Monitoring Service Deployments

Preliminary/Beta design. What is described here is prone to change.

Kumori Platform tracks basic information about the execution of role instances within a deployed service. Typical measurements are usage of various resources (CPU, memory,…) at the instance level.

However, in many circumstances it is necessary to extract other metrics from the execution of roles in a service that are particular to the function the service is carrying out. The goal may be to raise an alarm to a specific condition, or to even be able to take action when the high level state of a service revealed by those metrics falls out of an acceptable range.

Many different approaches can be devised that can be used across a variety of components (e.g., for components running within a Java VM, specific metrics of the VM itself could be captured to reveal conditions that must be taken care of, independently of the concrete functionality being ran in that VM). Another example could be related to the number of high level tasks waiting to be started/completed/…, that can feed a mechanism to autoscale parts of the deployed service.

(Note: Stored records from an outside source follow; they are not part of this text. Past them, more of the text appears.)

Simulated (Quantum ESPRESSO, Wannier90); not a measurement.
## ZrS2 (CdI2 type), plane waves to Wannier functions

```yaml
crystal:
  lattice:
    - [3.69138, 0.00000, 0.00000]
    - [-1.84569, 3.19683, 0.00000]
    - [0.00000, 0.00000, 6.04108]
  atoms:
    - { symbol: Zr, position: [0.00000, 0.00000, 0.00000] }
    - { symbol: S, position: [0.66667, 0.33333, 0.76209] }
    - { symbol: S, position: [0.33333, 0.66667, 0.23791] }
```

The goal of the present description is to present the basic mechanism Kumori Platform will employ to capture metrics for roles. This basic mechanism can be employed directly by service application integrators to actually capture such metrics information.

Future progressions of the monitoring facility will allow configuring this capture optionally on deployment.

Basic approach

As hinted above, specific monitoring for a service application will depend on details of what is important to track for the various roles within the service.

Our basic approach is to deploy a special role, the service monitor role within each deployed service that will be in charge of capturing metrics from the rest of the roles in the service.

The SMR within a service is modeled as any other role. Thus, it needs to be connected to all the roles that need to be monitored by it. The connection is carried out via a complete connector.

The SMR will have a client channel connected to the full connector, and the full connector will, in turn be connected to server channels provided by each role capable of being monitored.

The SMR can, resolving its client channel, find out the collection of instances of the roles it has to monitor, and, consequently, carry out metrics capture according to configuration it is provided with.

From the above description it is clear that a role’s participation in service monitoring is optional. In order for a role to participate in service metrics collection it must provide a server channel where the SMR will request metrics data from.

Going beyond the basics

The above description just shows that specific service monitoring can be layered on top of the basic service architecture imposed by our service model.

However, to make it practical, we need to impose some order so that the common cases can be automated. To this end, our platform imposes the following conditions:

A component implementing a monitoreable role in a service must identify the server channel providing its metrics, and when doing so, must also provide metadata (TBD) useful to further configure the SMR.
A component implementing a SMR needs to have a client channel capable of resolving all instances behind a complete connector, and retrieving metadata associated with the instance being monitored
A component implementing a SMR needs to provide a server port for other roles to request the data being captured using a TBD protocol.
A component implementing a SMR may declare a client port to persist the data.
A component implementing a SMR may declare a server port through which a visualization interface can be accessed.

Initial support from Kumori platform

Kumori platform will provide initial support for this basic schema by making available a component capable of implementing an SMR role. In addition, we will establish a specific configuration on components to mark the monitor server channel.

The SMR role will consist of a combination of Prometheus and Graphana, with suitable configuration parameters.

The component will contain a special discovery mechanism to interface with the platform dns-based discovery.

Access to Prometheus will be provided by a specific server channel. Likewise, access to Graphana will be provided through a specific server channel.

The intention is to expose the graphana server channel as a service channel of the service application. Access to Graphana dashboards can then be set up through a variety of mechanisms, the most straightforward being simply establishing an inbound to the monitoring server channel.